Manson is speaking a profound truth there. Precisely when you learn to be present on lesser days, you will begin to experience them as positive. The forced longing for positive experiences actually is a cage: We hold ourselves captive to perfection and permanent happiness, and in doing so, we exclude so many things. The world is bigger than that. You are bigger than that.
If you pay close attention, you’re likely to discover that this is the quintessential lesson of nearly any spiritual practice. We must accept and adapt to life as it is.
Bernie Glassman, Zen master and founder of the Zen Peacemakers, once said to me in an interview: “By freedom many people today mean the end of pain and injustice. But suffering can end, even if pain and injustice exist. Pain is located in our bodies, but the suffering is in our heads. We must learn to see life as it is: Things come and things go.” Inner peace is exactly like that: The bad days don’t disappear, but we accept their ebb and flow.

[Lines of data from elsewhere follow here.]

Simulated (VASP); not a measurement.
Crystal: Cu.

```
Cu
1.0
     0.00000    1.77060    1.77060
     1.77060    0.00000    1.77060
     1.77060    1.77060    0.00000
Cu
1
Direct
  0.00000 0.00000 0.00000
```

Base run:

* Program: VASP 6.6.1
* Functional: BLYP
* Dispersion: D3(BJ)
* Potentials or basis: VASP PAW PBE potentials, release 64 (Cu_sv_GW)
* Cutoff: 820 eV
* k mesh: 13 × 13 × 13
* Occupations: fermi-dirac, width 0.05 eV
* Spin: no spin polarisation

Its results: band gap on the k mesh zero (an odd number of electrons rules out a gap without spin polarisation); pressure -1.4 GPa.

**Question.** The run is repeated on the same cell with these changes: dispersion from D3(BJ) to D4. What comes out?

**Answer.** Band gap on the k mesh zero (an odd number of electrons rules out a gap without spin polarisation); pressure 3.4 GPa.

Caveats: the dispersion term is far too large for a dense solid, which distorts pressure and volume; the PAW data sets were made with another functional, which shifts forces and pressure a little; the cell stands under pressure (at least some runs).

And the good news is: You can do something with bad days, however uncomfortable they may be. For starters: Don’t be afraid of resistance, failure, and struggle—they’re simply parts of life. Instead of learning to ignore or fight these feelings, you can learn how to anticipate them and how to surrender yourself to them. Negative emotions don’t exist to be “fixed,” but to be understood. Use those sorrow-drenched phases as a chute to deeper self-knowledge: You slide down, beyond the persistent thoughts, habits, judgments, and longings.
I am (no longer) afraid of these days myself, however gray and looming they may be. Even days that seem lifeless and bleak bring opportunities for introspection, and for practicing self-love. Often my bad days direct me to the essence of things. They highlight what is not okay, what is off balance. If you welcome them in, emotions like sadness, pain, and shame are companions that can teach you a thing or two. If you are brave enough to feel and observe your emotions in the moment, you will also be able to let go of them again instead of carrying them around.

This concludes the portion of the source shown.